Another de-flowering agent for sweetgum trees is called Snipper, which contains a synthetic analog of a growth-regulating chemical found naturally in plants. This product must be applied via trunk injections by a professional arborist, and it also has a narrow time window for effectiveness.

“It may be challenging to spray to the top of a large tree,” Starbuck said. “For large trees or when multiple trees must be treated, it is best to retain the services of a firm with the proper equipment to do the job.”

The effort and expense involved might not be worth it to some sweetgum owners, he said. “Many people become discouraged when they find that they might have an annual cost of about $200 to use either of the treatments available for a large tree.”

Those who do opt for treatment might have other concerns, Starbuck said. “Neither of these products have characteristics that I consider very dangerous compared to oven cleaners, ant sprays and many other things we use around the house. I do, however, wonder about the effects of the spray drift from spraying a large sweetgum with Florel.

“My concern is primarily that there may be unintended effects on unintentionally sprayed plants,” he said. “The material itself will probably be converted by sunlight and microbes to carbon dioxide and water within a day or two after it has done its job.”

There is a fruitless sweetgum tree cultivar, Liquidambar styraciflua rotundiloba, that has “a little bit different leaf shape,” Starbuck said. The cultivar from North Carolina generally has thrived in more southerly locales, but “several of these have been planted at Missouri Botanical Garden, and there’s a good chance that it’s hardy enough for this zone. They have the same growth habit and same nice fall color – which is one of the nicest things about the sweetgum tree.”

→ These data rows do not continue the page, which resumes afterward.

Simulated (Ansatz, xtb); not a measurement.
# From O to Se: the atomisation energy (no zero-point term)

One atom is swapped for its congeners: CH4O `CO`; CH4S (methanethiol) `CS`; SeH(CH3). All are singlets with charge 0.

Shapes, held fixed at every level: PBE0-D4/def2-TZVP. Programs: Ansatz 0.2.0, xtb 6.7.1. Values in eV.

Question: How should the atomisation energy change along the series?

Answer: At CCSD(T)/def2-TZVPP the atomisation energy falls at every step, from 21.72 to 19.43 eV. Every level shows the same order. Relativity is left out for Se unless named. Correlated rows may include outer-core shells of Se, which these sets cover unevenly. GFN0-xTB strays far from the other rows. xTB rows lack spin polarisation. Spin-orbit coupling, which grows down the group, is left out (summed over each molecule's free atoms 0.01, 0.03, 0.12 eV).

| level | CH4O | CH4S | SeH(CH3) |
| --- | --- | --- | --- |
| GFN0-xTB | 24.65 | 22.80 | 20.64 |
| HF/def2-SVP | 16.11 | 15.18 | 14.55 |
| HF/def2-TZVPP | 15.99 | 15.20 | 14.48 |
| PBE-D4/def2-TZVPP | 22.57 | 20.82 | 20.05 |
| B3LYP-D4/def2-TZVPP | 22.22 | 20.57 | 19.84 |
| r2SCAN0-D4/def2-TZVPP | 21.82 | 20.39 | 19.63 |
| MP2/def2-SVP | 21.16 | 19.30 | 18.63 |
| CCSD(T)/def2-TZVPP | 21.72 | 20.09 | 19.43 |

Those who decide simply to live with the sweetgum balls might be able to employ them for other purposes, he said. “They don’t make the most attractive mulch, but they do make sort of a barrier for rabbits and other critters. It pricks their feet, and they don’t like it.”

Sweetgum balls are also said to be good fire starters that burn with a blue flame, Starbuck said. “Why spend all that money on fancy stuff to start your fire? Just use some of those sweetgum balls.” He added a word of caution for those who go out to gather the prickly spheres: “Be sure to wear your work boots.”